This multi-faceted panoply reminds us again why we read Swist. Poems written in "Dream Time" . . . "between snowmelt and first bloom," the pre-election "predator with the blowsy hairdo, who is Donald Trump," a Klan Grand Wizard from a boyhood parade, and the "pressureunder the skull" of the poet's lurking "Migraines." But ultimately we're rewarded with "The Kiss" " . . . a shiver, a shock of static --/ which just begins to open the door of mystery/ that leads to the grand suite of the soul."

-- Art Beck, poet, essayist, and winner of the 2013 Northern California Book Award for poetry in translation for Luxorius Opera Omnia



It is hard to read any of Swist's poems without learning something new: the origin of a word, the folk name of a snake, the demise of composer Henry Purcell, a candid glimpse of a famous writer or actress. And always the birds flare throughout the lines of Swist's poems, and the deer stamp their feet, and the hawks crash out of the sky, and the snakes appear and disappear magically. Swist holds the translucent eggshell of the world up to the illumination of his visions in a dark age; he looks for signs of life and sees them before the rest of us even know what will be born.

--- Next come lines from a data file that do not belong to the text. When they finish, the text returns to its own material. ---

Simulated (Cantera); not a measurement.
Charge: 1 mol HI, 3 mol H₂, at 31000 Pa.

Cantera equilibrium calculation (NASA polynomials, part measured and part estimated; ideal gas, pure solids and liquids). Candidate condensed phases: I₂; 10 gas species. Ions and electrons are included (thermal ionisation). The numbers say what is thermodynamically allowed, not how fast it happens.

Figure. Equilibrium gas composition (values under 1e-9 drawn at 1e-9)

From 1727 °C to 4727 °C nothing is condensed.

-- Parkman Howe, Poetry Editor, Appalachia





In these meticulous and profound poems, Wally Swist creates for us a realm that is both recognizable and transformed. His passion for and intimacy with nature are ever-present, but he is far from being a "nature poet" in the usual sense, though his imagery is often indelible. On the contrary, the flora and fauna, landscapes and weather of his world are part of a complex mix that subtly includes human life in all its socio-political complexity. He's not afraid to think in these poems, and the intelligence that drives them runs through them like a quiet underground fire. In fact, much of the work of these explorations happens below ground, so that what at first seem commonplace details can suddenly take us off guard, revealing surprising depths. Swist is a poet intent on investigating the human spirit and its potential for opening into deeper and deeper engagement with the world. This is tough moral work, and one of its fruits is gratitude: " . . . How fortunate we are / to live in the world that offers us / its constant reminders of who / we are and what our true being is." This book continues to haunt me.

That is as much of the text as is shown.